The breakdown of just who eats these meals bears this out. Of the five billion meals served during the 2011-12 school year, 33 percent were paid in full — meaning a large percentage of the kids eating these meals didn’t need or qualify for a free or reduced cost meal. In other words, these are kids whose parents can afford to pack them a lunch. According to the School Nutrition Association, on average, full priced school lunch costs $2.08. While that might seem reasonable, that’s a pretty high price to pay if kids won’t eat what’s being served.
Before anyone suggests making a homemade lunch is too hard or more expensive, consider the meals designed for those who subscribe to MOMables, an online service providing parents low-cost, easy to make, yet creative and nutritious homemade lunch options. The MOMables Turkey & Cheese Quiche menu item costs just $1.82, the Grilled Avocado and Hummus Sandwich comes in at $1.87, and the Berry Wrap is only $1.74. Each of these menu items includes a large serving of fruit and vegetables on the side.
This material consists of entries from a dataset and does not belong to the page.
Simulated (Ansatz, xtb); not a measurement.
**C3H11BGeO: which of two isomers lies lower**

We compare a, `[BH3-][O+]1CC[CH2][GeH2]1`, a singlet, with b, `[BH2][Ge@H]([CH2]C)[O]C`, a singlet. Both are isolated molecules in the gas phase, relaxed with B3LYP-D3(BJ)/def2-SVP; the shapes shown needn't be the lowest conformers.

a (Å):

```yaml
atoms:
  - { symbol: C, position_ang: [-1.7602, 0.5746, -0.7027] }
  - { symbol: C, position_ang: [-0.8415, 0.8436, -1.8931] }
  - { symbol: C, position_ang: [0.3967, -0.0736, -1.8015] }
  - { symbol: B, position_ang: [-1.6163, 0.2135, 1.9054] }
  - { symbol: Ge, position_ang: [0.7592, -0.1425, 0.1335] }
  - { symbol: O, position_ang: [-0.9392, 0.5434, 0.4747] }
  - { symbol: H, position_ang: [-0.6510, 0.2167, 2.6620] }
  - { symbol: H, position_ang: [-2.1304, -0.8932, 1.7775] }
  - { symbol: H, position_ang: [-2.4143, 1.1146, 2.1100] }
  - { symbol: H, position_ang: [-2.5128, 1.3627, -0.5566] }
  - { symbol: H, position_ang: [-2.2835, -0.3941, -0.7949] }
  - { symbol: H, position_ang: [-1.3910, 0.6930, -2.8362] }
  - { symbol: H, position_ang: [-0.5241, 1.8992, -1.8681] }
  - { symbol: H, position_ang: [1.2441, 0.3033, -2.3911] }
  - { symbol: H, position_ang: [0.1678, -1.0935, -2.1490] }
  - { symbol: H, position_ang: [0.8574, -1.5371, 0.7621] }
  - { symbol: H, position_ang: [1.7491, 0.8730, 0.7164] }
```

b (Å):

How does MOMables keep the lunch items costs down while using fresh ingredients? The trick is in the planning. MOMables helps parents utilize dinner leftovers and repurpose them for lunch, suggests parents pack meals ahead of time, thus eliminating the morning scramble, and uses flexible meal plans where substitutions for eating preferences can be made (not the case in the cafeteria).